Summary: | 博士 === 國立成功大學 === 資訊工程學系碩博士班 === 100 === Sentence correction has been an important emerging issue in computer-assisted language learning and automatic speech recognition post-editing. However, existing approaches such as correction grammars and templates or statistical machine translation are still not robust enough to tackle the common errors in sentences produced by second language learners and speech recognition outputs. In this dissertation, techniques based on language models, prosodic information and contextual information and are proposed to address the error correction problem of these two kinds of erroneous texts in natural language processing.

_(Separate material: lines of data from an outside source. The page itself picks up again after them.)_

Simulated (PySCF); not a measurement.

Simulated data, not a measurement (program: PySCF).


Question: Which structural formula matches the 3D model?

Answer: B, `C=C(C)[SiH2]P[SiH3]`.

For non-native sentence correction, we present an approach using the proposed language modeling method based on relative positional information, which is suitable for the errors made by learners of Chinese as a Second Language. Four error types considered for correction in this dissertation are Lexical Choice, Redundancy, Omission, and Word Order. Methods for generating correction candidates for these four error types are proposed for sentence correction. Dynamic programming is then applied to yield the best corrected sentence from generated candidates.
For speech recognition outputs, a prosodic word based correction candidate generation method is proposed. The prosodic words and the corresponding mis-recognized word fragments are obtained from a speech database to construct a mis-recognized word fragment table for the extracted prosodic words. For each word fragment in a recognized word sequence, the potential prosodic words which are likely to be misrecognized as input word fragments are retrieved from the table for prosodic word candidate expansion. The prosodic word-based contextual information, considering substitution score, concatenation score and fitness score, is then employed using dynamic programming to find the best word fragment sequence over the whole sentence as the corrected output.
Specifically for the substitution errors in ASR outputs, the distances between ASR outputs and the potentially correct alternatives are estimated based on a weighted context-dependent syllable cluster-based kernel feature matrix followed by multidimensional scaling (MDS)-based distance rescaling. These distances are then used to construct an alternative syllable lattice and the dynamic programming is used to obtain the most likely correct substitution errors with respect to the original ASR results.
Experimental results show that compared to a state-of-the-art phrase-based statistical machine translation method for non-native sentences and correction-pairs method for ASR outputs, the error correction performance of the proposed approaches improved significantly.